For instance, a change which is generally seen as helpful because it makes clear that tax does not have to be deducted from particular payments could in theory mean that an employee is disadvantaged. That is because an employee whose employer has wilfully failed to deduct tax from any payments (salary, bonus or the particular payments) loses the ability, but purely in relation to the particular payments, to argue:
that the employer ought to have deducted tax;
so the employer (rather than the employee) should pay.
The explanatory notes which accompany the Bill draw attention to all these possibilitiesno matter how remote, and the relevant parts of the Bill are in italics. But it is (so far as the Project can tell) all hypothetical. Consultation revealed no concern that these minor changes might actually change who pays what tax.
Paras 72 & 73
|Donations to charity: payroll deduction scheme: the current legislation allows a deduction for such donations as "an expense" for the year of assessment in which they are withheld. This gives rise to a problem where the income from which the donation is withheld is not taxable in the year in which the donation is made. The "expense" would then be allowed in a different year to that in which the income is taxable. This Bill makes clear that the deduction is given in taxing the income out of which the donation has been made. In rare cases this may move the deduction from one year to another and in a minority of cases a different (higher or lower) rate of tax might be applied as a result. But since in practice deductions are allowed from the income from which the deduction is made, this change is not expected to affect anyone's tax liability.

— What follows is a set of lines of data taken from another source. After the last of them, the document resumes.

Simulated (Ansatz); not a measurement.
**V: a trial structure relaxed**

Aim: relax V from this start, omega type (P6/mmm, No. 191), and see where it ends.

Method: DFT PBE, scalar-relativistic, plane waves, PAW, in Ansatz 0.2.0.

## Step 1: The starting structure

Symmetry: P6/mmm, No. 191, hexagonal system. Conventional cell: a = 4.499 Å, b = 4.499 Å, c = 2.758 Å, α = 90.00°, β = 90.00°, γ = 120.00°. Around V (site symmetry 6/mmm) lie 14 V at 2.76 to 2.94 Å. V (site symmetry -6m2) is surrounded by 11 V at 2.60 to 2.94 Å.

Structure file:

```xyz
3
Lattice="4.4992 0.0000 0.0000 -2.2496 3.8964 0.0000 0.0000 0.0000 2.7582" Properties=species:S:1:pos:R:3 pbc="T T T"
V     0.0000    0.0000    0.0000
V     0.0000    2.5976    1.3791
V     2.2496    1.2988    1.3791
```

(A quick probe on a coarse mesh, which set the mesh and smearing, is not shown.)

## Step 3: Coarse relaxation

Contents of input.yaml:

4. In addition to the changes which have led to italicisation
of provisions in the Bill, there are three changes in Annex 1
to the Explanatory Notes where the summary in bold italics at
the end of the change contains words suggesting that it affects
the incidence an existing charge to tax. In order to clarify the
position, the changes and a brief explanation of their effect
is given below.
Change 2 The summary says the change "affects"
when tax is paid (in principle but not in practice). In fact the
burden of the text of the change is that the change will have
no practical effects, ie the effect of the new rules will be the
same as that of the old ones. So in the context "affects"
really means "concerns" rather than "has an effect
Change 135 The summary says that the change "affects"
the person who pays the tax (in principle but not in practice).
In fact we think that the provisions referred to in the change
only reflect what a court would hold the position to be if a case
ever arose. They also reflect the way that the charges to tax
are administered in practice, and respondents were happy with
them. So again "affects" equals "concerns".
Change 137 The summary says that the change "affects"
the amount of income which is liable to tax in a particular year
(in principle but not in practice). In fact, as the text of the
change indicates, there is a gap in the existing law: it is unclear
whether the annuities in question are taxed on the basis of the
amount payable in a year (the accruing basis) or the amount received
(the receipts basis). The current practice is that they are charged
on the receipts basis, and respondents were happy that this practice
should be put on a statutory footing. Given the present gap in
the law it is not possible to be sure whether or not the change
in fact amounts to a change in the law. As to whether taxpayers
would be disadvantaged by the change (assuming it were a change
in the law) we think this would happen if a particular taxpayer's
circumstances were such that receiving arrears of an annuity in
tax year X rather than in the tax year in which they were payable
would put him in a higher tax bracket. But by the same token it
might be to another taxpayer's advantage to have his tax liability
deferred to tax year X because that would mean that the amount
of the arrears did not put him in a higher tax year bracket for
the year in which they were payable.